Trade-offs in Social Security claiming strategies highlight risks for retirees
A 2019 United Income study suggests 57% of retirees could earn more lifetime income by waiting, yet early filing offers necessary cash flow if savings are depleted or longevity is uncertain.

A financial analysis suggests that while delaying Social Security benefits until age 70 maximises monthly payments, some retirees may benefit from claiming at age 62. The decision involves weighing the risk of outliving savings against the risk of health challenges limiting the enjoyment of a maximised income stream.
For individuals born in 1960 or later, filing at age 62 results in a permanent 30% reduction in benefits compared to the full retirement age of 67. Data from December 2025 shows average monthly benefits of approximately $1,424 at age 62 versus $2,275 at age 70. This difference represents a gap of roughly $850 per month between the two claiming ages.

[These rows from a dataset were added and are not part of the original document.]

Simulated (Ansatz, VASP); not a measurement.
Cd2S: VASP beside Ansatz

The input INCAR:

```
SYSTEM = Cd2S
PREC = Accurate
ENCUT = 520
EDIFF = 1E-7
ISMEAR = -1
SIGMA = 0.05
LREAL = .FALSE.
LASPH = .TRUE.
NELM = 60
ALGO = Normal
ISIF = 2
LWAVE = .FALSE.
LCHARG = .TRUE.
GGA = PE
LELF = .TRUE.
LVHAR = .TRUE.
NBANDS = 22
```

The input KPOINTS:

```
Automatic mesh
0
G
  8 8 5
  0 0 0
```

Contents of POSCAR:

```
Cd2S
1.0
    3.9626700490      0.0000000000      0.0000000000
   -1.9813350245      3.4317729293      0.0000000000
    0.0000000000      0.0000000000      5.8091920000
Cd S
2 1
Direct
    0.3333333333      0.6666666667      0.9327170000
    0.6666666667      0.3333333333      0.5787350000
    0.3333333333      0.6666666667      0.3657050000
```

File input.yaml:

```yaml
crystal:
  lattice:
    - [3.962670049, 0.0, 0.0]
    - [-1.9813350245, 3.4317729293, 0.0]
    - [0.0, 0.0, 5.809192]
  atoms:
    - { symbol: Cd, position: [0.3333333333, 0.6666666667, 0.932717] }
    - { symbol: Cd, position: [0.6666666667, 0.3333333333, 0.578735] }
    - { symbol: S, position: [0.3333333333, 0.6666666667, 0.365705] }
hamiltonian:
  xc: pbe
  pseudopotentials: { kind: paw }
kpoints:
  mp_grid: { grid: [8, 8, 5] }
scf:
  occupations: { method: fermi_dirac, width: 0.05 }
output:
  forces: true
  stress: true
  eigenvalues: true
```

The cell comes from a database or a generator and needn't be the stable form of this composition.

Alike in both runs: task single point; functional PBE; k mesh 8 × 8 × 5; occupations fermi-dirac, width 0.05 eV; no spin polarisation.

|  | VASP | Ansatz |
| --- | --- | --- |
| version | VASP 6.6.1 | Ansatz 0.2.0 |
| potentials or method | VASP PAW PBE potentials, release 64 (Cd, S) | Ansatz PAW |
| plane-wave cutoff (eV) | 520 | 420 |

A 2019 United Income study indicates that 57% of retirees could earn more lifetime income by waiting until 70, with an average household potentially forgoing $111,000 by filing early. However, the article notes that claiming early can provide necessary cash flow if longevity is uncertain or if savings are depleted.
Waiting to file for Social Security essentially involves betting on your longevity. Retirees not only need to be healthy enough to continue working until age 70 but will also ideally need to stay healthy long enough to spend ample time in retirement after leaving their career.
If a retiree files early and runs out of savings later in life, they might have to survive on those smaller checks for the rest of their retirement. Conversely, if they delay until 70 and then immediately face health challenges, they might not have much retirement left to enjoy the increased payments.
The specific financial impact varies entirely based on individual circumstances, including current savings levels, health status, and life expectancy. There is no single best age to take Social Security, as it depends entirely on a person's unique situation and risk tolerance regarding outliving savings.